Recommendations for climate- and resource-friendly travel in the Music Division funding formats

The first step to a green tour

Music thrives on encounters – the direct experience of sound, contact with the audience and interaction with other musicians. Touring and other forms of travel are therefore an integral part of the lives of musicians of all genres. But when music is an event, it has a negative effect on greenhouse emissions and resource consumption – especially due to travel by visitors and musicians, the event itself and a multitude of other factors.

We at the Goethe-Institut would like to encourage you to plan and implement musical encounters in an environmentally friendly way and with the lowest possible carbon footprint. Some of the measures suggested here are easy for you as a musician to do yourself; others require you to work together with partners and organisers. For tours abroad, consulting with partners in the destination country about options for sustainable behaviour is, of course, a prerequisite.

The following checklist provides suggestions on how you can reduce your ecological footprint – the more of them that you implement, the better. When are you going on your green tour?
 

Where do emissions originate?

The climate protection organisation atmosfair calculated the CO₂ emissions of concerts, festivals and trade fairs. It showed that more than two thirds of emissions are caused by the arrival and departure of visitors and musicians. The remaining emissions are generated by accommodation, catering and energy consumption and waste disposal on site.

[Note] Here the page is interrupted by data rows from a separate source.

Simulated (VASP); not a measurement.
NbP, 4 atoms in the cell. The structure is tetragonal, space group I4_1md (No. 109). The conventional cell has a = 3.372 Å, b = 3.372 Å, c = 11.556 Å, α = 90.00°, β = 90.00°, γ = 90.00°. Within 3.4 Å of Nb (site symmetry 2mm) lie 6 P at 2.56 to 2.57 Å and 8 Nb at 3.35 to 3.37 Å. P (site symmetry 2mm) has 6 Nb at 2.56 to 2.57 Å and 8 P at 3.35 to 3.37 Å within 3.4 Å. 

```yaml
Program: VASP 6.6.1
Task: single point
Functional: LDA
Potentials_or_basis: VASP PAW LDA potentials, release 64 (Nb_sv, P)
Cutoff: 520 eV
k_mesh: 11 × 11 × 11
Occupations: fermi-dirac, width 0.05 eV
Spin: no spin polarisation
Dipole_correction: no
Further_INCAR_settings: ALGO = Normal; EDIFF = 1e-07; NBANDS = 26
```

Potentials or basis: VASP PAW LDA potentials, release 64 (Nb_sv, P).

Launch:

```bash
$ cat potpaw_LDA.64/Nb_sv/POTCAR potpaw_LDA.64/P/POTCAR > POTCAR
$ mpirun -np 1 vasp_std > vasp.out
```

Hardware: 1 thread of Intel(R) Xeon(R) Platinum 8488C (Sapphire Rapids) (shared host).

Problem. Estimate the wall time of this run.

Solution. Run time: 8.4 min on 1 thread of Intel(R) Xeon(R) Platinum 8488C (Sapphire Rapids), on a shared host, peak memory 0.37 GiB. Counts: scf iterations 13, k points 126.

As a musician, you can directly improve your ecological footprint through linear travel planning and climate-friendly behaviour at your destination. Indirectly, you can influence the reduction of emissions by agreeing with the organisers on incentives for visitors to use public transport or green electricity, for example

Checklist, Part 1: Planning

You can already prevent a large share of emissions before you go on tour. With climate-friendly planning, you reduce travel routes for musicians and transport routes for material.

Checklist, Part 2: Implementation

Most climate-damaging emissions are caused by travelling to and from the event. You can act sustainably yourself and also motivate your visitors to switch to environmentally friendly means of transport.

Set an example

As a musician, you not only inspire your visitors with your musical skills and creativity, you as a person are also the centre of attention. Therefore, you should definitely use your role model effect. If you draw attention to your commitment to resource conservation and environmental protection in a way that fits in with your communication, you can motivate your audience to adopt environmentally friendly behaviour in the long term – and far beyond the scope of your concert tour.
 

Sustainability is more than environmental protection

Ecology is only one aspect of sustainability. When planning your events, you should also consider social sustainability and promote social diversity and participation on stage and in the audience.

With easy language on your website, with free tickets for accompanying persons and with low-threshold access to the event spaces, you reduce crucial barriers.